The sign is hung at the entrance of "Downtown Pix: Mining the Fales Archives 1961-1991," an exhibit at the Grey Art Gallery, NYU's fine arts museum. It includes over 300 pieces ranging from photographs of men in drag to videos of people in bathing suits playing with poultry. Taken out of their archival context in the Fales Library, these pieces make for a memorable collection.
On Thursday, March 25, a day before the exhibit's closing, Marvin Taylor, director of the Fales Library, spoke to a class of NYU journalism students about the experience of chronicling and displaying the nation's leading collection of Downtown New York art of the '70s and '80s.
"Downtown art is not for a weak stomach," said Taylor, a bearded man with pierced ears and a pair of aviators perched on his head.
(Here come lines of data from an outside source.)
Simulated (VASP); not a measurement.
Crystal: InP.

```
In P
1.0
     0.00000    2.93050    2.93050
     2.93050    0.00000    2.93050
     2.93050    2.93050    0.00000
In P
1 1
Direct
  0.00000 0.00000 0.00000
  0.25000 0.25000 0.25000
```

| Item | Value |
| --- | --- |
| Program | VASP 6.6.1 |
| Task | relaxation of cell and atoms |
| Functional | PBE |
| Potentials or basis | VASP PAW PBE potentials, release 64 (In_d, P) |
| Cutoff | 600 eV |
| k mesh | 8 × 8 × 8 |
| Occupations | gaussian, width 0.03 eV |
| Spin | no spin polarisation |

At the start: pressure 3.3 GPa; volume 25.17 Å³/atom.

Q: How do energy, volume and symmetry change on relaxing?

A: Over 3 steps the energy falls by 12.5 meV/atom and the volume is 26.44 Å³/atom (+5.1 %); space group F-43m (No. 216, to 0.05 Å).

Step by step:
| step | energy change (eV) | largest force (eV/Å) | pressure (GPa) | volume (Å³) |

The Downtown Collection that Taylor has preserved includes a huge assortment of photographs featuring masturbation, dead bodies and homo-erotica.
Taylor, 48, first became interested in the Manhattan’s Downtown scene while he was a Quaker teenager growing up in tiny Cottage Gove, IN (population: 109). He said that he was always naturally rebellious – a quality that might prove helpful in protecting the nation’s foremost collection of equally rebellious art.
Despite its controversial content, Taylor deems the creations that emerged from this era essential to the future of downtown art. "If it doesn't offend someone, it's not doing its job," he said with a smile.
However, not everyone shared his beliefs. At the time it was created, the work was looked down on by some. "It was devalued as a bunch of punk rock kids making things that wouldn't sell," Taylor said. A gay punk himself, Taylor was aware of what was happening during that era.
Years later, he began collecting the memorabilia and art work that embodied that genre. On deciding what to collect for his archives Taylor said, "I knew about what had happened in New York in the 70s and 80s and I thought...'Well, duh.'" The 15-year-old collection now includes works by such artistic visionaries as Robert Mapplethorpe, Jimmy De Sana and Andy Warhol.
Although art-seekers were advised by a black and white sign that "explicit images" lay ahead, this did not stop the students trailing in and out of the museum from experiencing this exhibit.